First, a word or two about the size of my home.  It’s a 3-bed flat, which is quite extravagant in central London, and it’s quite spacious for a 3-bed flat in Central London.  So we’re very grateful for our flat.  Without it, we wouldn’t live here.  That sounds obvious but it’s true.  So please don’t hear the following as a complaint, but rather a reality of our family life.

I think it is fair to say that our home is quite a small space for six people to live in.  I don’t think anyone would rebuke me for finding it crowded – which I do.  I sometimes wonder whether we’re just being completely ridiculous, trying to raise four children in this flat.  I mean, I think my brother’s hallway in Glasgow is bigger than my living room (which also serves as a dining room/craft room/play room/Bible study room/homework room).

I have no laundry room, no second bathroom (master/children’s/guest or other), no mud room, no yarn room.  I only mention these rooms I don’t have because they’re all mentioned in blogs or parenting books I’ve read.  And sometimes it seems hard to apply the priniciples from those blogs/podcasts/books to my own situation, since I don’t have the facilities to which those authors have become accustomed.

So does it matter?  Is parenting basically the same whether you have a games room in the basement or, well, not (i.e. no basement, or loft, or garage, or driveway, or porch)?
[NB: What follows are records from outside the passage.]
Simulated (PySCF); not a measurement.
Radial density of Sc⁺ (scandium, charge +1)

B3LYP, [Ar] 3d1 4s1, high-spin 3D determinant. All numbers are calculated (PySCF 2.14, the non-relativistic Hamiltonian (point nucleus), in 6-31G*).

Well, one thing I’m realising more and more is that everyone’s situation is different.  Even living in identical houses in the same town, two families are never going to be the same.  This is obvious, almost embarrassing to point out, and yet I think we often worry when we notice differences in our families, as if that’s not a good thing.  So we can take encouragement from other families, but we shouldn’t expect to or even try to be carbon copies of them.  God designs diversity.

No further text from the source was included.